This year, like many wanna-be Vita Sackville-Wests, I joined the pilgrimage of gardenistas from around the globe to the mother of all garden shows – the Royal Horticultural Society’s Chelsea Flower Show. Famed for its beautiful show gardens created especially for the last week in May and vast collection of stalls containing anything even slightly connected to gardening, or a picture of it, Chelsea features annually in luscious images in garden media world wide.
The English heritage of collection and study of botany was evident in the myriad, immaculate stalls of the plant societies as well as the thoughtful and delicate selections of plants in the display gardens. Climate change and the recession meant that home grown vegies and water-wise gardens were prominent themes, and there were lots of great ideas.
What I hadn’t quite appreciated however, was exactly how popular gardening was…and what kind of creature gardeners actually are…

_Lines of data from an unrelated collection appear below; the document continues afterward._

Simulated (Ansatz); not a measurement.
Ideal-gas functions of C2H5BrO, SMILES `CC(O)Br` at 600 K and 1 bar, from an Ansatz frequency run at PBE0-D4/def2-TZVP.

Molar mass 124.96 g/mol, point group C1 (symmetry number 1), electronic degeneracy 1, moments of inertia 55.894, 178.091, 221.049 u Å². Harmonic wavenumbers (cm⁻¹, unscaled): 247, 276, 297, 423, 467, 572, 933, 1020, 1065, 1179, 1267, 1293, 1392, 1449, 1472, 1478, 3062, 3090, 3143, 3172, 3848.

At Chelsea, the true viciousness of the species came out to play. There’s nothing quite like admiring the finesse displayed in the subtle blending of plants forms and colours displayed by some of the world’s best designers as you desperately cling to a rope fence to avoid drowning in a sea of fellow garden fanatics. Held back by the ropes surrounding the show gardens the crowd grasped at brochure wielding attendants with more determination than a redneck at a naked lesbian cage fight. And at the many stalls, demonstrating a truly British pedigree in pillaging the world for rare and exotic plants, the garden-show-going public weren’t about to skimp on steely determination not to let anything stand between them and a specimen not held in the collection of the Joneses.
By the time I narrowly missed a trampling from bouncers for the BBC telly crew by crashing into a glammed-up tweed and wellies stall staffed by what looked like thoroughbreds (as in horses. Expensive and high maintenance horses), the images of the serene display gardens of my imagination had faded into oblivion. I realised that somehow my crowd phobia and I had ended up at the garden equivalent of The Big Day Out. Firmly instructing my anxiety to get a grip, I waded my way to the exit, stolidly ignoring the sniffer dog inspecting people for illicit cuttings on the way out.
Somewhat thankfully back home, I was delighted/grimly optimistic upon discovering that a sunny May in Perth had neatly cleared my own garden of plant life. Uplifted by the heady waft of delusions of grandeur, and fortified by my induction to the ranks of the garden warriors, I determined on a systematic approach to my new grow-your-own-to-save-the-world-while-skillfully-blending-colour-and-form-vegetable garden. Cunningly thwarting pigeons and slaters, I started with seedlings to avoid the crushing disappointments of past ventures with seeds.
It seems, however, that the lessons of Chelsea take a while to sink in. As the chilly June rains drew slugs and snails to pulverise my aspirations, I realised that I have a whole bunch of ‘toughen up princess’ to acquire. So, as July kicks in I’ve been snuggling up to the heater with a Milo and uggies and flicking through the tonne of catalogues I dragged home from Chelsea. I also made a big decision. This year I’m going to toughen up and become a proper gardener. In Spring. Just as soon as it stops raining.